EL CENTRO — Saturday evening, October 10, I slowly grab my notepad and check it again. My notes say West Commercial Avenue, but all I see are old buildings, and some even looked abandoned. Yet, I notice a line of cars parked in a dirt parking lot. This must be the place. I slowly drive up to the historic Shipper’s Ice House and sure enough, a banner stretches across the parking lot, reading: Imperial Valley Food Bank Harvest Bowl.
The building is simply an empty warehouse, transformed by imagination and hard work into a beautiful banquet hall. Flowers and candlelights hang from the beams of the warehouse ceiling, tables are elegantly dressed in linen, set in matching silver and dishes, while in the background, a live band plays music.
For the past four years, the Imperial Valley Food Bank has chosen unique and different locations in the Valley to host their Harvest Bowl, an event which raises almost $50 thousand yearly to help fund the Food Bank’s general operations.
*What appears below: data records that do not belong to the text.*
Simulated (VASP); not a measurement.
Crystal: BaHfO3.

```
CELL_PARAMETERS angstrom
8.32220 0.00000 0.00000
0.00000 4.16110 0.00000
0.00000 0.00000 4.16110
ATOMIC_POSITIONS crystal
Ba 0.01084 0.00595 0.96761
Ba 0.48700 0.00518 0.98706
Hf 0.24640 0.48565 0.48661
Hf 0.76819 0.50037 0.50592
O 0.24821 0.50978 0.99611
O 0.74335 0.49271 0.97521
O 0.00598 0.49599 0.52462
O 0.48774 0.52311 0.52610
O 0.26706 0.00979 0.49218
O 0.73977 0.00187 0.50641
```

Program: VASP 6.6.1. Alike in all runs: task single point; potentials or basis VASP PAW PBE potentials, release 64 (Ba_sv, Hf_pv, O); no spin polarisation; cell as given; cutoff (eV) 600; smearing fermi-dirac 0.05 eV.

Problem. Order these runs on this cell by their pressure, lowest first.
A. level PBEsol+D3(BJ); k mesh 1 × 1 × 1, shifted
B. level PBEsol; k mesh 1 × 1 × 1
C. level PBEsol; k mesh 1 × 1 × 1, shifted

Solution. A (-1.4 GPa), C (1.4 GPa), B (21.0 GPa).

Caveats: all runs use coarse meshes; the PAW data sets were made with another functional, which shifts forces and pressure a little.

“They throw an amazing event. It’s really neat to see what they come up with every year. It’s for a good cause,” said 4-H Program Representative Shanna Abatti who was attending the event for the second time with her fiancé Mark Fitzurka.
IV Food Bank Executive Director Sara Griffen explained that the Harvest Bowl is a great opportunity to educate the community about what the Food Bank does in the Imperial Valley.
“It’s really exciting because the community helps the food bank and gets involved so they can learn what the Food Bank is about,” said IV Food Bank program coordinator Cecilia Regalado.
The Food Bank feeds approximately 20 thousand people every month through 60 non-profit partner agencies in the Imperial Valley, as well as distributing food to eight rural communities such as Niland, Salton Sea, and Bombay Beach through the ‘Mobile Food Pantry’, according to their table flyer.
More than half of the people that are served through the Food Banks services are children. The IV Food Bank also serves the disabled, elderly, and the under-employed.
With an annual budget of $750 thousand, a stipend from the government, and grants, the remainder of their budget is financed by locals.
“We have to rely on the community,” said Griffen.
By 6:20 p.m., the room was full of guests, ready to begin a four-course dinner complete with appetizers and dessert, in an odd, but beautiful warehouse.